There are some differences between kernel.org and Debian in the config,
I've put the config diff bug-1012210-kernel-config-changes.patch in the
attached tar.xz.
This kernel also boots successful.

I think the problem is introduced by a Debian patch which handles the
config
   CONFIG_INTEL_IOMMU_DEFAULT_ON_INTGPU_OFF=y
because this is not available in kernel.org 5.10.113.

And the Debian kernel
   linux-image-5.10.0-14-amd64           5.10.113-1
boots successful when I set the boot option
   intel_iommu=on,igfx_off
which is only needed with the Debian kernel and not any version from
kernel.org.

In the boot log of Debian kernel are the additional lines
[    0.050433] DMAR: IOMMU enabled
[    0.050434] DMAR: Disable GFX device mapping
...
[    1.373598] DMAR: No ATSR found
[    1.373721] DMAR: dmar2: Using Register based invalidation
[    1.373767] DMAR: dmar0: Using Register based invalidation
[    1.373810] DMAR: dmar3: Using Register based invalidation
...
[    1.391563] DMAR: Intel(R) Virtualization Technology for Directed I/O

The kernel boot logs
   dmesg-5.10.113.txt (kernel.org without any boot options)
   dmesg-5.10.0-14-amd64.txt (Debian with boot option
intel_iommu=on,igfx_off)
are also in the attached tar.xz.

In the patches


https://salsa.debian.org/kernel-team/linux/-/blob/bullseye-security/debian/patches/features/x86/intel-iommu-add-kconfig-option-to-exclude-igpu-by-default.patch

https://salsa.debian.org/kernel-team/linux/-/blob/bullseye-security/debian/patches/features/x86/intel-iommu-add-option-to-exclude-integrated-gpu-only.patch

there is introduced the kernel config option
   INTEL_IOMMU_DEFAULT_ON_INTGPU_OFF
but it is not handled anywhere in the code.

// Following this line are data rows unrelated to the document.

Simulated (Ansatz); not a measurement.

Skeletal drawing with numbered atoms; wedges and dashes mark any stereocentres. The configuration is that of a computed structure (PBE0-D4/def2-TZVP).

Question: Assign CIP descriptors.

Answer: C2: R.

I think you have mixed up the defaults of the configuration and settings
of igfx_off and intgpu_off somehow which sets something up resulting in
a wrong config for my boot. intgpu_off boot config itself doesn't change
anything, with the Debian kernel I need igfx_off.

At

https://salsa.debian.org/kernel-team/linux/-/blob/bullseye-security/debian/patches/features/x86/intel-iommu-add-option-to-exclude-integrated-gpu-only.patch#L66
you should compare 10 chars and not only 8, but is more or less
correctness.

Maybe this
   static int dmar_map_intgpu =
IS_ENABLED(CONFIG_INTEL_IOMMU_DEFAULT_ON);
at

https://salsa.debian.org/kernel-team/linux/-/blob/bullseye-security/debian/patches/features/x86/intel-iommu-add-kconfig-option-to-exclude-igpu-by-default.patch#L74
should be
   static int dmar_map_intgpu =
IS_ENABLED(INTEL_IOMMU_DEFAULT_ON_INTGPU_OFF);
or the negated value, not sure at the moment, what a y or n should mean
in this config and if the assignments of 0 or 1 are correct everywhere.

#1012210#42
Date:
2022-06-02 15:27:24 UTC
From:
To:
On Thu, 2022-06-02 at 15:42 +0200, Markus Kolb wrote:
[...]

It is handled implicitly.  When that config symbol is enabled, both
INTEL_IOMMU_DEFAULT_ON and INTEL_IOMMU_DEFAULT_OFF are disabled.

Well spotted.  This is because at some point in development I changed
the name of the option from igpu_off to intgpu_off.  The patch
description also has the earlier name.  I'll correct that.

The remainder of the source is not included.